Production and Stabilization of Biomass Derived Bio-Oil using Non-Catalytic Pyrolysis Approach

Considering high demand of exploring clean and sustainable source of energy worldwide, biomass derived green bioenergy has tremendous potential. Amongst all possible ways of biomass processing to derive bio-fuels, the biomass pyrolysis is highly preferred thermochemical process that converts the biomass to bio-oil. In our present work, the noncatalytic pyrolysis of ligno-cellulosic biomass samples (sawdust, rice straw and cotton stalk) was successfully carried out using in-house developed fixed bed pyrolytic reactor. Notably, the bio-oil of properties such as heating value, kinematic viscosity, water content, pH were compared to heavy fuel oil. Further solvent-addition approach was used to investigate the phase separation behaviour of bio-oil. Accelerated aging and natural ageing methodology was adopted to investigate the storage stability of sawdust derived bio-oil. Our novel investigation opens new avenues for biomass derived bio-fuel for thermal and power applications.

• Biomass pyrolysis was carried out using in-house developed fixed bed reactor.

• Sawdust (pellet size: 6 mm) derived bio-oil showed excellent fuel properties.

• Effect of process variables (temperature, residence time, size) was studied.

• Results suggested that 450 ^oC and 60 min as optimum pyrolysis conditions

• Natural and accelerated ageing test was carried out using solvent-addition approach.

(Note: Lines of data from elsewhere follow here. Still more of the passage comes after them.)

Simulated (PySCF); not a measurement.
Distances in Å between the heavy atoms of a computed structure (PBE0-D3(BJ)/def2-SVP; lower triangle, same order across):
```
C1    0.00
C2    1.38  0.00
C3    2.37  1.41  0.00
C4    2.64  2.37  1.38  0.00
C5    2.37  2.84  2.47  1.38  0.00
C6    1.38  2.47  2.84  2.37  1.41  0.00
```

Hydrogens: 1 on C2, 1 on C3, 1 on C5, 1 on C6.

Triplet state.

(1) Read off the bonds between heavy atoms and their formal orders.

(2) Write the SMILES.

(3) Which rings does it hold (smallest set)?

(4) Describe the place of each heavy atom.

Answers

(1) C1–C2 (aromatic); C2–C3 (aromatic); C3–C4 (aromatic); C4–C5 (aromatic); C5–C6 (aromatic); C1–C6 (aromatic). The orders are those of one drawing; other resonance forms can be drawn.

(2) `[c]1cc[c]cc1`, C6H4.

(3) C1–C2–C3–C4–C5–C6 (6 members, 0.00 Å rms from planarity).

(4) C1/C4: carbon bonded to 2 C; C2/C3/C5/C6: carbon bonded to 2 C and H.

Keywords: Biomass; Pyrolysis; Fixed bed reactor; Bio-oil; Stabilization; Solvent-addition

Increase in world’s energy demand and global environmental problems by utilising the fast depleting fossil fuels strongly require an alternative for fossil fuel resources. Biomass along with agricultural residues is the best renewable energy resources which are abundantly available in an agricultural country such as India. Thermo-chemical and bio-chemical conversion technologies are the major processes for converting the biomass recourses. Pyrolysis is the one of the major technology in thermochemical process that converts the biomass into three valuable energy products i.e. bio-oil, bio-char and pyro-gas. Biomass has lower energy density as compared to fossil fuels [1]. This leads to requirement of high volumes of biomass and creates the problems associated with storage, transportation and feed handling in a process plants (ex. combustion, gasification, pyrolysis etc.).

Pelletizing is one of the main forms of biomass utilization at present. The biomass is low grade energy characterized by scattered distribution, body light, difficult storage and transport, inconvenient use. Pelletizing can improve the density and calorific value and improve combustion properties, thus make biomass being commodity energy. At present Pelletizing has been widely used for cooking, heating and other civilian fields and boiler combustion, power generation and other industrial fields [2]. There are many studies of the pelletized biomass reported in the literature [3]. These studies mostly focus on combustion characteristic and application of biomass pellets. However, there are few studies on the distribution of pyrolysis products of the large size pellets. This paper mainly investigates pyrolysis processing of biomass pellets, focusing on the distribution of pyrolysis products: and up-gradation of bio-oil by stabilization with solvent addition method. This will provide some theoretical guidance for biomass gasification and preparation of char using biomass pellets [4-5].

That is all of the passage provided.